Banished to the bench after an unlucky 13 Premier League starts. Not quite how things were supposed to pan out for the £6 million man.

On the training pitches of Compton last week Roger Johnson was told to look towards the unlikely surrounds of Gigg Lane and the Manor Ground in a bid to find resurrection. Now he is odds-on to return at the Theatre of Dreams, Old Trafford.

Gigg Lane and the Manor Ground? It was at those unlikely footballing outposts where Mick McCarthy’s own career was falling apart and then put back together after he had finally reached the big time with Man City.

“I was like a baby looking forward to playing in the First Division,” McCarthy once said of his expectations for the 1985/86 season.

Johnson, likewise, was full of hope for this season despite having played for Blues for two seasons already in the top flight – without missing a single league game.

McCarthy’s City began a difficult season of consolidation at Coventry with a 1-1 draw. After a home draw to Leicester and away defeat at Sheffield Wednesday they won at Albion and beat Spurs but they’d draw four and lose seven of their next 11 league games, finally winning again at Nottingham Forest in November which took them out of the relegation places.

An own goal against Southampton in September, a poor backpass in the next game – a 3-0 home defeat to rivals Manchester United – and another own goal against West Ham the following week sapped McCarthy’s s confidence. “It was a nightmare,” he recalled. “And it just continued. The more I tried to get things right the worse I seemed to get.”

A penalty against him for handball at Bury (September 25, 1985) in the League Cup ironically turned his fortunes around.
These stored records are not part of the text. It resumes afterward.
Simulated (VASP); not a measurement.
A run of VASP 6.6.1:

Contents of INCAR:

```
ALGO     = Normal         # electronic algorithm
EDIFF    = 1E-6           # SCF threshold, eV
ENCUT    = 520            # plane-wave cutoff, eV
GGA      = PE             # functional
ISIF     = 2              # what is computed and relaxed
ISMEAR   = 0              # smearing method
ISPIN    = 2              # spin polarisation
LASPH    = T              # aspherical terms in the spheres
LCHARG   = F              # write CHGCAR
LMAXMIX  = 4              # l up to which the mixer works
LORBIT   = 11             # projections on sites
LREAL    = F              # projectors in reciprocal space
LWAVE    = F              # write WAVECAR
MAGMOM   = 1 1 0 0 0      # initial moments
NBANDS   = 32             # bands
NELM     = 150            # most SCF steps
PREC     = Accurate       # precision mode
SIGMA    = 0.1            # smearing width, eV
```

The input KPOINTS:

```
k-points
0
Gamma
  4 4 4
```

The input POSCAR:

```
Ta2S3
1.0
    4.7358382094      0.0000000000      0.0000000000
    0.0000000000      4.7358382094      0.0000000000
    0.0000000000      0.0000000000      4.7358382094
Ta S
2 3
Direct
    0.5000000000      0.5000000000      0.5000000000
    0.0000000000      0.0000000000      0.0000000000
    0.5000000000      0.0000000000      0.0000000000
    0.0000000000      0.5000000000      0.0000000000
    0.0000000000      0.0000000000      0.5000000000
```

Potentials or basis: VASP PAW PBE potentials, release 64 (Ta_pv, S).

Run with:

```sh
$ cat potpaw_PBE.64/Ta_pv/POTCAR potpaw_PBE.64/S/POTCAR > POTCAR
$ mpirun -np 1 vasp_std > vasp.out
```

“I thought: ‘Well bugger it, it can’t be all my fault’.” In the next game, three days later at Oxford, he “went back to basics”.

Against John Aldridge and despite a 1-0 defeat he came through his darkness into light.

McCarthy recalled the events of that troubled month at Maine Road, 26 years ago, to illustrate to Johnson how things can turn.

“We played Bury and somebody shot from about 35 or 40 yards and I was just stood in the box. The ball hit me on the hand and it was a penalty. I thought: ‘that’s not me... that can’t be me’ but we won 2-1. I’d had a run of mistakes and own goals and stuff and then we played Oxford and I thought: ‘right... back to basics.’

“We played them on the Saturday and I played against Joe Cooke and Mick Harford and it was a real ding-dong. Perhaps Cookie had gone by then but it was that era.

“Anyway I had a right war with them. It was head it, kick it.. and I had my best game. It really was ‘re boot’.. switch me off, switch me back on and I came back the player I was. And from then on I just returned to playing in my usual form, which had been good at City.”

Similarly, Johnson shone against Sunderland. McCarthy adds: “Roger came on played really well. There were a couple of good headers. He’d trained brilliantly all week as I’d told him on the Tuesday he wouldn’t be playing.”

Has the captaincy affected him?: “Not at all,” says McCarthy. “Just sometimes it happens. There’s no reason for it. ‘Jarvo’ went through it. Players are human beings and at times, like the own goal at Liverpool, there was nothing Roger could do about it. Something like that can just change it, you try and repair it a little bit and it gets worse. You try harder and it doesn’t seem to get any better for you.”